Privacy on iPhone | Data Auction | Apple

What if Apple Got Its Way?
It seems their agenda isn’t to stop advertising, but rather to stop targeted advertising. I find Apple’s point of view somewhat hypocritical and ignorant in this case, as they have the ability to spew ads across all channels without any targeting. Apple has the money to blast you with ads for their new green iPhone across all of TV (I’ve seen this ad over 25 times). They don’t need to target, as they can afford to pay for ads for every human to see. The majority of businesses need to be more frugal with their ad spend. They need only spend money targeting those more likely to become a customer.

Photo by Pickawood on Unsplash

Before I continue, I do want to be fair and clarify that I am a big fan of Apple! I love most of their hardware and believe much of it is best-in-class.

But I digress. Let’s play out a situation where all targeted advertising goes away. This means you will still see ads, but they won’t be specifically targeted to you. For example, you could be a college student in your twenties and receive advertising for a product meant for your parents or your grandparents. This is a poor user experience for you, the consumer. The advertiser would also have to spend more dollars to try to reach their target customer, and waste money on ads toward you. There are a number of arguments for why targeted advertising results in a poor experience for the consumer, including losing access to free content and news. I’m curious, what would happen to the economy?
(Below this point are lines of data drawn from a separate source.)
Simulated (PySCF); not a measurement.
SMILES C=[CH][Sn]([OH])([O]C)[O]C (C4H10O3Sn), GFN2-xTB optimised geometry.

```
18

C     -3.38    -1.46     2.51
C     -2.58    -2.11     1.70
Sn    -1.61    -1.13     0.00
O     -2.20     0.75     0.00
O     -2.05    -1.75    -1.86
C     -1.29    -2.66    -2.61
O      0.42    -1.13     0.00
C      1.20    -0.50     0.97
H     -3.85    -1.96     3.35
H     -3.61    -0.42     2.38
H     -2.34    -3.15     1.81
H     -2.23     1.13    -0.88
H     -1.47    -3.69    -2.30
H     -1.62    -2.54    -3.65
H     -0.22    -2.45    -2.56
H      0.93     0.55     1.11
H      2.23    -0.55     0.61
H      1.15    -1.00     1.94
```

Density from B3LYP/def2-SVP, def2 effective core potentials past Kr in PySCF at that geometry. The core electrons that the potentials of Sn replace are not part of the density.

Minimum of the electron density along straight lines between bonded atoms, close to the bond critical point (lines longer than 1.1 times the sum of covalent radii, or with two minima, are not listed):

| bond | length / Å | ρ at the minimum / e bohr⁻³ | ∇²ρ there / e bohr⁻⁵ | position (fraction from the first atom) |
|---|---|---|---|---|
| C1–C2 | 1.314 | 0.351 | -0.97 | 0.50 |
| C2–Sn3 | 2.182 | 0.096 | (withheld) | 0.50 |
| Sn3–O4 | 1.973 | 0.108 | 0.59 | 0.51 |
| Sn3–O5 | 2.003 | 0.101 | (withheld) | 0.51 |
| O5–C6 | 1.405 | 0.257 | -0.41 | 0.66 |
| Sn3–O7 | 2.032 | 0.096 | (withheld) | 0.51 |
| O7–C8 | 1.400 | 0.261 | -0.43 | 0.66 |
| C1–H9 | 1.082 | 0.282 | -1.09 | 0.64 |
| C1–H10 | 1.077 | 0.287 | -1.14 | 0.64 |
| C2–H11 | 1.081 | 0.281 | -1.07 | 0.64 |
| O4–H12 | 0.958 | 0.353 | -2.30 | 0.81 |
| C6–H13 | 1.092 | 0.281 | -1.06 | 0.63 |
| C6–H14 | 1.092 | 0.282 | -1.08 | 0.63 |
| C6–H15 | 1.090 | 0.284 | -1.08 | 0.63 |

Advertising often convinces us to buy things were weren’t already planning on purchasing, or weren’t ready to make the purchase yet. Targeted advertising likely increases this probably, given the advertiser has done research to focus on their target market, making it more likely for you to see an ad for a product you would actually be interested in. This leaves me with a few questions:

1. What would happen if we suddenly stopped making these unplanned purchases? Would consumer spending suddenly drop? Would this affect our stock market? Our GDP? Would consumer savings increase because they are buying less? Would new businesses struggle to gain awareness without small-scale, targeted ads?

2. Conversely, will the will of the people to spend their cash push forward? And if so, does this render targeted advertising useless? Perhaps the loss of targeted advertising would stabilize already-known brands and make it much more difficult for new brands to come along.

What do you think? Are we better off without enabling brands to reach us efficiently, or do we truly benefit from spending?

All opinions are my own and not representative of my current employer.